Donald G. Jackson.
Multihyphenate Donald G. Jackson, director of "Roller Blade," died Oct. 20 of leukemia in Los Angeles. He was 60.
Jackson directed 1984's "Roller Blade" on his own $20,000 credit card budget: the film was picked up by New World and grossed $1 million. New World then commissioned him to write, direct and produce "Hell Comes to Frogtown," starring Roddy Piper, in 1987, which was later followed by nuclear war frog-themed sequels "Frogtown II." "Toad Warrior" and 2002's "Max Hell Comes to Frogtown."
After "Roller Blade," Jackson made a specialty of the inline skating genre, directing "Roller Blade Warriors: Taken by Force," "Roller Blade Seven," "Legend of the Roller blade 7" and "Return of the Roller Blade Seven" as well as "Roller Gator."

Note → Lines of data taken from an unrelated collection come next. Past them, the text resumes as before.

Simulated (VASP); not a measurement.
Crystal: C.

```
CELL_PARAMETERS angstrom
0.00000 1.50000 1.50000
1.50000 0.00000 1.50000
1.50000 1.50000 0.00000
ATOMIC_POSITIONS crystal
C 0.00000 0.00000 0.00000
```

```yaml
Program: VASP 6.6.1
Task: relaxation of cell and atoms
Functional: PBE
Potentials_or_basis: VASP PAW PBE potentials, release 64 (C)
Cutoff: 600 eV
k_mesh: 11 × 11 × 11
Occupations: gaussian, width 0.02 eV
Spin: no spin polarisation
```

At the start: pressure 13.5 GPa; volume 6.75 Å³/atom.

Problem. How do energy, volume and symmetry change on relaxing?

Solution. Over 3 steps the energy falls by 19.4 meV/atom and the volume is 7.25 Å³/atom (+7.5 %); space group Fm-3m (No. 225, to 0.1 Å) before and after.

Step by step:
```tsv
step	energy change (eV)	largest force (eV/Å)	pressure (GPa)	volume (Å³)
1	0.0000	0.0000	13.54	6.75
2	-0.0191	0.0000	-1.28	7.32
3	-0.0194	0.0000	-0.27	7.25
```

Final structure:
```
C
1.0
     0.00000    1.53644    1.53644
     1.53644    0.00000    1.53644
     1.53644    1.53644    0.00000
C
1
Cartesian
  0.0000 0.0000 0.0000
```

Born in Mississippi, Jackson was influenced by comicstrips and radio serials and began making experimental films in the 1960s. His first feature was 1976's "Demon Lover."
Sometimes credited as Maximo T. Bird, he also directed and wrote "Lingerie Kickboxer" and wrestling pic "I like to Hurt People" and penned the screenplays for "Vampire Child" and "Ghost Taxi."
He is survived by wile Janet and a daughter.